In [1]:
# !pip install dill
# !pip install ktext

In [2]:
import torch
import torch.nn as nn
from torch import optim
import torch.nn.functional as F

import numpy as np
import pandas as pd
import random
import math
import time

import unicodedata
import string
import re

from pathlib import Path
import dill as dpickle

from ktext.preprocess import processor

device = torch.device('cuda' if torch.cuda.is_available() else 'cpu')
print(device)

cpu


In [3]:
def read_training_files(data_path:str):
    """
    Read data from directory
    """
    PATH = Path(data_path)

    with open(PATH/'train.function', 'r') as f:
        t_enc = f.readlines()

    with open(PATH/'valid.function', 'r') as f:
        v_enc = f.readlines()

    # combine train and validation and let keras split it randomly for you
    tv_enc = t_enc + v_enc

    with open(PATH/'test.function', 'r') as f:
        h_enc = f.readlines()

    with open(PATH/'train.docstring', 'r') as f:
        t_dec = f.readlines()

    with open(PATH/'valid.docstring', 'r') as f:
        v_dec = f.readlines()

    # combine train and validation and let keras split it randomly for you
    tv_dec = t_dec + v_dec

    with open(PATH/'test.docstring', 'r') as f:
        h_dec = f.readlines()

    return tv_enc, h_enc, tv_dec, h_dec

In [4]:
train_code, holdout_code, train_docstring, holdout_docstring = read_training_files('processed_data/')

In [5]:
train_code[0]

'def batch_generator batch_size data labels None n_batches int np ceil len data float batch_size idx np random permutation len data data_shuffled data idx if labels is not None labels_shuffled labels idx for i in range n_batches start i batch_size end start batch_size if labels is not None yield data_shuffled start end labels_shuffled start end else yield data_shuffled start end\n'

In [6]:
train_docstring[0]

'"generates batches of samples : param data : array - like , shape = ( n_samples , n_features ) : param labels : array - like , shape = ( n_samples , ) : return :"\n'

In [19]:
class Encoder(nn.Module):
    def __init__(self, code_vocab_size, emb_dim, hidden_size):
        super(Encoder, self).__init__()
        self.embedding = nn.Embedding(code_vocab_size, emb_dim)
        self.gru = nn.GRU(emb_dim, hidden_size, dropout=0.5).to(device)
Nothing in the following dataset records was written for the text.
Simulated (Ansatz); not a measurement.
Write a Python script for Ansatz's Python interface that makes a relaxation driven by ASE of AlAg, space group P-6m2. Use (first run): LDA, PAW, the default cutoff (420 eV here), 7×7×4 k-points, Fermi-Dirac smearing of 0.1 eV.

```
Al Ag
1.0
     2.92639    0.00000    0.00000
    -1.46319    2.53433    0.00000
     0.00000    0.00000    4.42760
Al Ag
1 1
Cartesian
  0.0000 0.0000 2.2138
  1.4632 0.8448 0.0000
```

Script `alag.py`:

    def forward(self, input):
        embedded = self.embedding(input)
        _, hidden_state = self.gru(embedded)
        return hidden_state

In [65]:
class Decoder(nn.Module):
    def __init__(self, docstring_vocab_size, emb_dim, hidden_size):
        super(Decoder, self).__init__()
        self.embedding = nn.Embedding(docstring_vocab_size, emb_dim)
        self.gru = nn.GRU(emb_dim, hidden_size, dropout=0.5).to(device)
        self.linear = nn.Linear(hidden_size, docstring_vocab_size)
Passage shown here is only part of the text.